Mailroom - Functional¶
Making Mailroom Functional
or: Adding a few functional features :-)
A new approach¶
It was reasonable to build the simple MailRoom program using a single module, a simple data structure, and functions that manipulate that data structure. It was reasonable to refactor Mailroom around classes when it started to become unwieldy with all of the features we wanted to add to it.
Due to the success of Mailroom and the good PR it has generated with all its thank you letters, the donations are pouring in. This has raised the attention of wealthy philanthropists who are willing to contribute matching funds. Our problem now is to expand Mailroom so that it can run projections and account for matching funds offered by philanthropists. Management is tremendously happy with us and has offered to support our expansion of Mailroom toward a distributed architecture capable of running calculations on matching funds across the donor database in parallel.
This is a good candidate for a functional programming approach.
Updating the code¶
Preparation¶
Mailroom is our longest running exercise. At this point you may have several versions of the program in separate files or indeed many versions of the program within the same python source file with some sections commented in and others commented out.
In terms of Mailroom’s developmental chronology the original exercise added features over the course of several weeks. A major branch likely occurred when refactoring around object orientation. Another major branch may be occurring here as we investigate functional programming concepts. Is it starting to feel disorganized and a little out of control? Welcome to the world of real software development.
If you are familiar with git as we have been using it so far, it may be a good time to “branch out” (pun intended), and start using git’s branching features.
On the other hand, if git is still painful for you, feel free to simply make a copy of your currently working mailroom code (and tests) in a new directory.

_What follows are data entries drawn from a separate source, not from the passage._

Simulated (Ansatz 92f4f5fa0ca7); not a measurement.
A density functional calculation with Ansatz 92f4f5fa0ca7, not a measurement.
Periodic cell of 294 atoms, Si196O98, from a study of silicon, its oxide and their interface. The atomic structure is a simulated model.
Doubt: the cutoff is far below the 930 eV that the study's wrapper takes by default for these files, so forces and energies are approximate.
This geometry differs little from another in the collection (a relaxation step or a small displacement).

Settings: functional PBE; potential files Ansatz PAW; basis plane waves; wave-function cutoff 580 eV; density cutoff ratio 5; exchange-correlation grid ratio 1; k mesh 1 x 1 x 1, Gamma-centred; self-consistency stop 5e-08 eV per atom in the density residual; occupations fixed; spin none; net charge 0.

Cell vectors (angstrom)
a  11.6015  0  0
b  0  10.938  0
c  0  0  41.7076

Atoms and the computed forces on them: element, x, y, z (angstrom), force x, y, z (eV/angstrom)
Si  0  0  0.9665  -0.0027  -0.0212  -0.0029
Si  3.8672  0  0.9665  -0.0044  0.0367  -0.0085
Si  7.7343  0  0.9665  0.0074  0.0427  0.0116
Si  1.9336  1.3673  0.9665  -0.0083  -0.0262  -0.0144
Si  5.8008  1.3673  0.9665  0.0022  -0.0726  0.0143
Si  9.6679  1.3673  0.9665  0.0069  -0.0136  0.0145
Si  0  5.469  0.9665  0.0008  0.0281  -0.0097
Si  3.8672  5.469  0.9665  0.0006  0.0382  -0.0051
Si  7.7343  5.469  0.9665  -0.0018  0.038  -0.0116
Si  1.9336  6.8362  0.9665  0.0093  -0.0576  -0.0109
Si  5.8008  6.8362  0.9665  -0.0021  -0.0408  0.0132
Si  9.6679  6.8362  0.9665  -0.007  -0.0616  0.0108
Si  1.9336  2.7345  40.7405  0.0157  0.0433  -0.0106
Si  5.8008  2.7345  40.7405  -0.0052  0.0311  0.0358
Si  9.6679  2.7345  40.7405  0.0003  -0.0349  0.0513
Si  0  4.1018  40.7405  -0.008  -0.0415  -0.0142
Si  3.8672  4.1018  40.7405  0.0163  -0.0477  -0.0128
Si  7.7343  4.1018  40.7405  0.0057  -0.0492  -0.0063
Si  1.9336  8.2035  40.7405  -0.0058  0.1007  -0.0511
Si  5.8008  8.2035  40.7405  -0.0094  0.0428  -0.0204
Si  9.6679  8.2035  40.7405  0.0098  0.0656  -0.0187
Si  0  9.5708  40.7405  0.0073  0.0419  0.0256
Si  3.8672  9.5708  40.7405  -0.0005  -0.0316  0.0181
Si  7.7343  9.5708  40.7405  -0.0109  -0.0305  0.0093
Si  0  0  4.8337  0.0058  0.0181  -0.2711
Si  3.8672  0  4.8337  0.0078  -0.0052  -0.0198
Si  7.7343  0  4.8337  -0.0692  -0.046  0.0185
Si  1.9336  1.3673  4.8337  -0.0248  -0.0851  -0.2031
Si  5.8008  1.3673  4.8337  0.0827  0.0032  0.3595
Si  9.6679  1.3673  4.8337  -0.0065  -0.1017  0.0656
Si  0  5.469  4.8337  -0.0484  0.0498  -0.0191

IF you want to try branching, there are some notes here: Branching
Making new files¶
If you don’t want to mess around with branching:
You will need to come up with a good naming convention for your source files. You could consider separate source file names all within the same directory like this:
mailroom/mailroom.py
mailroom/mailroom_oo.py
mailroom/mailroom_fp.py
Or separate directories for each of your versions like this:
mailroom/mailroom.py
mailroom_oo/mailroom.py
mailroom_fp/mailroom.py
Regardless of how you decide to manage names and track versions you may also need to decide where to start on this exercise. Should you start from your most recent version which likely involves classes or do you back out to an earlier version before we studied object orientation? Another option is to start again from scratch. The choice is yours.
Map, Filter, Reduce¶
- Add a new feature to Mailroom using
map
so that each donation on record can be doubled, tripled or indeed multiplied by any arbitrary factor based on the whims of philanthropists who would like to support our cause.
This will require a new function (or method in your donor database class) calledchallenge(factor)
that takes a multiplier(factor)
, and multiplies all the donations of all the donors by the factor. The function returns a NEW donor database, with the new data.
- Add a new feature to Mailroom using filter so that donations either above or below a specified dollar amount are included in the map operations of #1 above.
You can do this by addingmin_donation
and max_donation
optional keyword parameters to yourchallenge
function. You’ll want to filter the donations before passing them to map.
- Refactor the new features outlined in #1 and #2 above such that they can be used to run projections. Imagine the following scenario. You are an account manager out in the field meeting with philanthropists and talking with them about the many ways they might structure their matching contributions. You would like a feature that could show them, based on past contributions, what their total contribution would become under different scenarios. For instance, based on donations in the current database, show them (a) what their total contribution would come to in dollars if they were to double contributions under $100. And then (b) show them what their total contribution would come to if they were to triple contributions over $50.
This may require another option in your menu-driven interface.
Use map
, filter
and either sum
or reduce
to accomplish the goals above.
Distributed Processing¶
Map, filter and reduce lend themselves to parallel, distributed programming. Indeed algorithms that lend themselves gracefully to map/filter solutions tend to lend themselves equally well to parallel processing. We have a name for it: embarrassingly parallel.
Our next expansion of Mailroom stands on the shoulders of the work you did with map, filter and reduce. We are going to take advantage of the embarrassingly parallel property of map/filter algorithms to run map operations in parallel.
We have many avenues open to us in terms of setting up the back-end infrastructure for this exercise. In lieu of a supercomputer cluster, which we could “easily” spin up on any of several cloud computing services, we are going to use IPython Parallel. Note that we could spin up IPython Parallel across a cluster of machines, but for the purposes of this exercise running it locally will suffice.
To get started follow the instructions in this IPython Parallel Quickstart.
Look now at the code you created for the map, filter, reduce exercise above. Focus on the map operations. Your task is to replace the map operations using one of IPython Parallel’s apply functions. For this exercise apply_sync()
may be your most straightforward option. For our purposes Python’s built-in map
and IPyParallel’s apply
are conceptually identical: they both apply a function to all the elements of a data structure.
Closures¶
Do this only after you learn about closures next class!
Closures are another functional programming strategy. They allow you to create functions according to parameters that are known only at runtime and not beforehand.
Your task now is to replace the functions that you have been passing to map()
or apply()
with a closure.